Search code examples
phpsql-servercsvfgetcsv

How to improve the speed of insertion of the csv data in a database in php?


I wrote this code that allows to read a folder, depending on the file name is inserted in a different table the data of the csv file. Once the file is processed it is moved to another folder. My code works well but the second csv file is more than 80 000 lines long and it takes several hours to be integrated in my database.

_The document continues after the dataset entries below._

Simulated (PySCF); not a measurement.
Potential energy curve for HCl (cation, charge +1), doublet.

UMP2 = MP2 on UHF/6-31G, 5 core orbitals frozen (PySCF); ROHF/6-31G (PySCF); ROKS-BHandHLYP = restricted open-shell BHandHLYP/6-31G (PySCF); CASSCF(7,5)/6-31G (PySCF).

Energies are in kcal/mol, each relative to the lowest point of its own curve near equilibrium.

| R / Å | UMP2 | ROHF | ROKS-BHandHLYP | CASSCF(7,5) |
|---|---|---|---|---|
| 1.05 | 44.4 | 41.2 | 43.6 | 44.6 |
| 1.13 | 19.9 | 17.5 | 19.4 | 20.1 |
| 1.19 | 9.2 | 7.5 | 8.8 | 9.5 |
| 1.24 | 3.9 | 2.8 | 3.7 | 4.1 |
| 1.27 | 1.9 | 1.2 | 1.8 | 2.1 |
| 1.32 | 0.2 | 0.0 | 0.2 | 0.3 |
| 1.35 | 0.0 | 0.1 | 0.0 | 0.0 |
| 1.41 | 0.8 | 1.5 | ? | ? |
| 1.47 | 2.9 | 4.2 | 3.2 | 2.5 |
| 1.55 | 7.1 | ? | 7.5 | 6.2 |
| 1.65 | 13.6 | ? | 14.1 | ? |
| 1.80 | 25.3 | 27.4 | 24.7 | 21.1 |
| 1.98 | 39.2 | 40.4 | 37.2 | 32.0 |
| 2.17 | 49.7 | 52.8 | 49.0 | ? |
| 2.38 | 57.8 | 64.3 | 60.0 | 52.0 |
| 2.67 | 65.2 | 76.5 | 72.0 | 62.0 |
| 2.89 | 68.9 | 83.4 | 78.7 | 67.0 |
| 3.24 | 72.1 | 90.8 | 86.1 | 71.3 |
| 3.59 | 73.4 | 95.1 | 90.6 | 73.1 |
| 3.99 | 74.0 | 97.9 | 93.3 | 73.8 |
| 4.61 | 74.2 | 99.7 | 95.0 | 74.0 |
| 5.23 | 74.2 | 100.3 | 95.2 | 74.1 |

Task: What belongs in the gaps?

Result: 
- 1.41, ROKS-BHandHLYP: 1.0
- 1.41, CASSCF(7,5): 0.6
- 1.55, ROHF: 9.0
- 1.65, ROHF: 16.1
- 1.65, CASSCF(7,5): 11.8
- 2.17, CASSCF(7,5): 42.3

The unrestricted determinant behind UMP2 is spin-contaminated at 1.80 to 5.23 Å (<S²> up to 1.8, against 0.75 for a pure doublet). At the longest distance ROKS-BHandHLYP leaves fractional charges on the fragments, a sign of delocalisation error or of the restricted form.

How can I improve the performance of my code? I tried 'LOAD DATA LOCAL' but without success...

<?php

include("../connexion.php");

ini_set('max_execution_time', 54000);
$timestamp= date("y-m-d H:i");

$dir   = 'D:/xampp/htdocs/retail_BI/test/';
$allFiles = scandir($dir);
$dest = 'D:/xampp/htdocs/retail_BI/test/files/';

   foreach($allFiles as $file) {

        if (!in_array($file,array(".","..")))
      { 
  
        $file = $dir.$file;
        $filename = basename( $file );
        
       if ( strpos( $filename, 'BI1_' ) === 0 ) {
        if (($handle = fopen("$filename", "r")) !== false) {
            
            //To remove BOM in the fist cell
              fseek($handle, 3);
            
            while (($data = fgetcsv($handle, 9000000, ";")) !== false) {
                if (empty(array_filter($data))) {
                    echo "not good";
                continue;
                }
 
            $date = DateTime::createFromFormat('d/m/Y H:i:s A', $data[2]);
            if ($date === false) {
            break;
            }

            $date1 = $date->format('Y-m-d'); // 2020-07-07
            $date2 = $date->format('Hi A'); // 1247 AM
            
              //database entry               
              $query = "insert into dbo.Y2_Sales (storenumber, storename, date, time, TransRef, stylecode, color, size, quantity, unit_price, SalesExGST, cost, currency) 
               values('$data[0]', '$data[1]','$date1','$date2','$data[3]','$data[4]','$data[5]','$data[6]','$data[7]', '$data[8]','$data[9]','$data[10]','$data[11]')";
                   $stmt = $conn->query( $query );
                     if (!$stmt) { echo $conn->error;}                                          
                }       
            }
                fclose($handle);
                
            //Moving the file to another folder             
            if(!rename($file, $dest . $filename)) { 
                echo "error copy";
                } 
                    
           } else if ( strpos( $filename, 'BI2_' ) === 0 ) {
    
              if (($handle = fopen("$filename", "r")) !== false) {
                  
                 //To remove BOM in the fist cell
                  fseek($handle, 3);
            
            while (($data = fgetcsv($handle, 9000000, ";")) !== false) {        
                 // print_r($data);
                if (empty(array_filter($data))) {
                continue;
                }
                 //database entry    
               $query = "insert into dbo.Y2_Inventory (storenumber, stylecode, colour, size, units, timestamp) 
               values('$data[0]', '$data[1]','$data[2]','$data[3]','$data[4]', '$timestamp')";
                   $stmt = $conn->query( $query );
                   if (!$stmt) { echo $conn->error;}
                               
                        // $query = "LOAD DATA LOCAL INFILE '$filename' INTO TABLE dbo.Y2_Inventory FIELDS TERMINATED BY ';' LINES TERMINATED BY '\n' (storenumber, stylecode, colour, size, units, timestamp)";
                         // $stmt = $conn->query( $query );
            }               
         }
            fclose($handle);

            //Moving the file to another folder             
            if(!rename($file, $dest . $filename)) { 
                            echo "error copy";
                            } 

       } 
    }
  }
  
    echo "good !";

?>

Solution

  • Instead of inserting data into database for every row, try inserting in batches.

    You can always do a bulk insert, that can take n(use 1000) number of entries and insert it into the table.

    https://www.mysqltutorial.org/mysql-insert-multiple-rows/

    This will result in reduction of the DB calls, thereby reducing the overall time.

    And for 80k entries there is a possibility that you might exceed the memory limit too.

    You can overcome that using generators in php. https://medium.com/@aashish.gaba097/database-seeding-with-large-files-in-laravel-be5b2aceaa0b

    Although, this is in Laravel, but the code that reads from csv is independent (the one that uses generator) and the logic can be used here.